CSUN Gave Its Newest Graduates the Tools to Achieve Their Dreams
Members of the graduating class of 2024 found a home at California State University, Northridge. It was a place that empowered them and gave them the tools to break cultural and generational barriers, and to fulfill dreams first imagined decades earlier.
More than 10,900 students are eligible to take part in CSUN commencement exercises this week. Each student has a personal story of hard work, perseverance and success.
Read few other stories over here.
Keyly Sandoval, B.S. in Family and Consumer Sciences, with a minor in Gender and Women’s Studies
Before she could read, Keyly Sandoval’s mother was encouraging her daughter to go to college. Her parents immigrated from Guatemala when her mother was pregnant with her to ensure better opportunities, especially educational opportunities, for their child.
“She’d say ‘I want you to be somebody,’” said Sandoval, 24, of Tarzana. “Every day, since I was in pre-K, she would tell me, ‘You are going to college.’”
The problem was, Sandoval wasn’t sure she was cut out for college. A high school counselor convinced her that she could succeed in college, so she applied. Her grades weren’t the best, but the counselor told her about CSUN’s Educational Opportunity Program (EOP) and the support it would offer students like her. She decided to give it a shot and was accepted.
“EOP gave me a chance,” she said. “They look at students who have potential but because of their community or life circumstances may not be able to reach that potential without a little bit of help. They create a community, a big family, that makes you feel supported and provides you with a mentor and people who you can trust and can relate to you. And I am forever grateful.”
Sandoval enrolled at CSUN in 2018 with an eye on getting a degree in criminology and justice studies but wasn’t sure if the major was the best fit, even though she hopes to one day practice law. She eventually switched majors to family and consumer sciences, with an emphasis on working with children and families.

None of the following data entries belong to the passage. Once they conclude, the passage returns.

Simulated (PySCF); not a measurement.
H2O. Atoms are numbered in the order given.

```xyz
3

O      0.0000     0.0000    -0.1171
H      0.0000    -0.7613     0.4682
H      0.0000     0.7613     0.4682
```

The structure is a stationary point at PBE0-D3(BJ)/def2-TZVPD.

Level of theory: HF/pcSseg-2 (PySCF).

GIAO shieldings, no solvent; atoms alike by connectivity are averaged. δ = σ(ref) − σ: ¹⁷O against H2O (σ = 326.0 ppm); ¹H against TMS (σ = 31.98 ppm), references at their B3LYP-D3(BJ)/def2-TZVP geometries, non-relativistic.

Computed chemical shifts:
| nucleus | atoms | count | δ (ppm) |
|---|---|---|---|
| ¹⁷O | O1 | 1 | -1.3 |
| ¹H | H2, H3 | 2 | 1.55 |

“Families are essentially what helps a child develop to the best of their abilities,” she said. “I don’t come from a perfect family, no one really does. I wanted to be able to have the knowledge to help other families.”
It’s knowledge that she said that will carry over to her future family law practice. She recently completed an internship with a family court judge and found that her major provided her unique insight into some of the cases that appeared before the court.
“I have a deeper understanding of why things are the way they are, and why the child’s needs should always be placed before the parents’,” she said. “Most times, you’ll see the children are stuck in the crossfire of the parents. They kind of forget the child in the effort to get their point across. But the judge is so amazing and reminds them that we’re here because we want what’s best for the child.”
In addition to her internship, Sandoval has served as an EOP mentor, volunteered at CSUN’s Women’s Research and Resource Center providing support to fellow students in need and was president of The F Word (the Feminist Student Association for Community Learning in Intersectional Transnational Transfeminism), an all-inclusive feminist club. She also works part-time for an athleisure wear company, as a research assistant job on campus and has a side gig tutoring children in English and math. She joked that she sets aside Mondays for sleep.
Sandoval called her time at CSUN “eye opening.”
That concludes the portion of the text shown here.